Recently, Facebook has been the object of public fury upon the discovery that it uses individuals’ private data without their knowledge or consent.
Those who criticized Facebook would be surprised to learn Google gathers far more personal information than its social media peer.
For now, Google has escaped the wrath visited upon Facebook by irate customers and regulators.
Yet it will soon be Google’s turn to face the music as its far-reaching data harvesting techniques are placed in the spotlight.
Although Facebook’s collection practices caused consternation, critics charge that Google presents a far greater potential for abuse and manipulation of private user data.
That’s due to the volume of information it collects through its search engine, Gmail accounts and Android applications.
The reason both Google and Facebook are so dominant in online advertising is that they input enormous amounts of personal data through artificial intelligence software.
The software can track our identities and our location — whether or not individuals realize that they reveal such personal information.
The two issues of foremost concern in the privacy abuse scandals are disclosure and consent.
Even those who may find Google’s targeted advertising an unobjectionable trade-off for the services Google provides, few are aware of the extent and scope of Google’s reach in tracking personal data.
Many Google users are oblivious to the fact that the company tracks information on their purchasing profiles, where they make their purchases, the dollar amount and other personal information — potentially without the consent or knowledge of users and non-users alike.
For instance, critics say, Google tracks private information on those who have expressly opted out of its targeting advertising practices.
Such practices, characterized as “shadow profiles,” result when users are unaware that Google still collects data on them even though they have opted out or don’t use the full array of Google product features.
Additionally, the process Goggle employs to obtain user permission borders on chicanery.
For example, Android users of Gmail will be asked repeatedly to enable access to the microphone and camera on devices, until they acquiesce, perhaps inadvertently.
In other cases, the opt-out button will be barely perceptible.
In order to prohibit such deceptive practices, the Federal Trade Commission has stated unequivocally that it is now committed to protecting the privacy of consumers and intends to scrutinize Google’s business practices.

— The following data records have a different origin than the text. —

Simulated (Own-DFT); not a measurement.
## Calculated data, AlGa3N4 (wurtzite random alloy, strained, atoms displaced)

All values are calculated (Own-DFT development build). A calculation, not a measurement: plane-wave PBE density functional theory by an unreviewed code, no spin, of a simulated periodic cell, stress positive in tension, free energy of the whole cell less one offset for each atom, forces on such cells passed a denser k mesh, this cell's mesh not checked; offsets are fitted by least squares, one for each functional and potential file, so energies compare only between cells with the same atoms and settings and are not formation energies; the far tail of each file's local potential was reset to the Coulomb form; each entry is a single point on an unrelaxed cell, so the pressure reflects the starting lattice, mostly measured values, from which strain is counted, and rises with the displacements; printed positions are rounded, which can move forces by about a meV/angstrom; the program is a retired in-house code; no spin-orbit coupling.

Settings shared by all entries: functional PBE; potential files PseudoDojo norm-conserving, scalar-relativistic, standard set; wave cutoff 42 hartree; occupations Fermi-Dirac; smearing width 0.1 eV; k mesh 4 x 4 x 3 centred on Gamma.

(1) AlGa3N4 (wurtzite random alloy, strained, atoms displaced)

Additionally, an upcoming ballot question in California would protect consumer’s privacy in their interaction with the online tech giants.
The proposed legislation would provide three main protections:
- the right to tell a company not to share or sell personal information with other third parties
- the right to know to whom the data is being sold
- and, lastly, the right to assurances that the online social media company is protecting your personal information
It should come as no surprise that Google opposes this ballot measure, which if enacted would upend its business model, the source of its profits and the company’s overweening presence in the online marketplace.
Googles’s problems are not limited to regulation at the state level.
The Senate Judiciary Committee has called Google CEO Sundar Pichai to appear next month for questioning about the scope of their data harvesting practices and the extent to which it profits from the manipulation of private user data.